2.3 Election of Directors
Directors shall be elected at the annual meeting of shareholders to succeed those Directors whose terms have expired and to fill any vacancies thus existing.
Directors shall hold their offices for terms of one year and until their successors are elected. Any Director may be removed from office at a meeting called expressly for that purpose by the vote of shareholders holding not less than a majority of the shares entitled to vote at an election of Directors.
Any vacancy occurring in the Board of Directors may be filled by the affirmative vote of the majority of the remaining Directors though less than a quorum of the Board of Directors.
A majority of the number of Directors fixed by these Bylaws shall constitute a quorum for the transaction of business. The act of a majority of the Directors present at a meeting at which a quorum is present shall be the act of the Board of Directors.
2.4 Meetings of Directors. Meetings of the Board of Directors shall be held at places within or without the Commonwealth of Virginia and at times fixed by resolution of the Board, or upon call of the President, and the Secretary or officer performing the Secretarys duties shall give not less than twenty-four hours notice by any manner permitted by the VSCA, including by electronic transmission (as defined therein), of all meetings of the Directors, provided that notice need not be given of regular meetings held at times and places fixed by resolution of the Board. An annual meeting of the Board of Directors shall be held as soon as practicable after the adjournment of the annual meeting of shareholders. Meetings may be held at any time without notice if all of the Directors are present, or if those not present waive notice in writing either before or after the meeting.
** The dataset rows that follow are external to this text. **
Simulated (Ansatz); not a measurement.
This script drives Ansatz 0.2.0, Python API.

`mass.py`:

In addition, members of the Board of Directors or any committee designated thereby pursuant to Article III hereof may participate in a meeting of the Board or such committee by means of a conference telephone or similar communications equipment whereby all persons participating in a meeting can hear each other, and participation by such means shall constitute presence in person at such meeting.
2.5 Actions Without Meetings. Any action that may be taken at a meeting of the Board of Directors may be taken without a meeting if a consent in writing, setting forth the action, shall be signed either before or after such action by all the Directors. Such consent shall have the same force and effect as a unanimous vote.
2.6 Resignation. Any member of the Board of Directors may resign at any time by giving written notice of his or her intention to do so to the Board of Directors, the Chairman of the Board of Directors, the President or the Secretary of the Corporation.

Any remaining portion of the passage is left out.